Oprah on The Road / The Road on Oprah

I’m a voracious reader and my personal and professional lives both revolve around books: I’m always either reading a book, teaching a book, or writing about a book. Sometimes all at the same time for three different books.

In short order this spring I’ve read a string of novels, nonstop, usually starting the newest one only hours after I have just finished the previous one. Carrion Comfort by Dan Simmons, The Keep by Jennifer Egan, The Speed of Dark by Elizabeth Moon, The Confusion by Neal Stephenson, The Known World by Edward P. Jones.

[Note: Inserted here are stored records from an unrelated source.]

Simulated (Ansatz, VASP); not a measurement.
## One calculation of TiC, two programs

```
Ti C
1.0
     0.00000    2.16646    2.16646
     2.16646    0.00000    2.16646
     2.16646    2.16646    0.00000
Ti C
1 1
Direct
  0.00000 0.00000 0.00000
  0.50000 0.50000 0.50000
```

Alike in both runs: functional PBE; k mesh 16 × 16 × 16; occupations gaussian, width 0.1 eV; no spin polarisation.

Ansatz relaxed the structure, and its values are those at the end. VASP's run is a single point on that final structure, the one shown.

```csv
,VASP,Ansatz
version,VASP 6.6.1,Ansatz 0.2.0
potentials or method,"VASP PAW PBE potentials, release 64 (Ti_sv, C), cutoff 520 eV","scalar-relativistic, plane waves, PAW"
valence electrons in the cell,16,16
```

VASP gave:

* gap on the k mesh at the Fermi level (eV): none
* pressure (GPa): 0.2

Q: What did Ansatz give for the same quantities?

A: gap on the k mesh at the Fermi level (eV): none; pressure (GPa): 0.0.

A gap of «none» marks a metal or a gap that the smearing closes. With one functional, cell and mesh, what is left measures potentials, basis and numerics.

And then, a few weeks ago I read The Road by the elusive Cormac McCarthy. This was before Oprah chose McCarthy’s novel as her latest “Oprah’s Book.” (A most unusual selection for her, and I’m sure a shocking read to Oprah’s followers, who are more accustomed to books about painful family relationships than the post-apocalyptic horrors of cannibalism and barbary found in The Road.) This was also before McCarthy won the Pulitzer Prize for The Road.

So what happened when I read McCarthy’s novel?

Quite simply, I haven’t been able to read another book since. So dark and disturbing, yet literarily brilliant is the novel, that I’m shaken to the core, unable to pick up anything else to read until something–I don’t know what–in me subsides.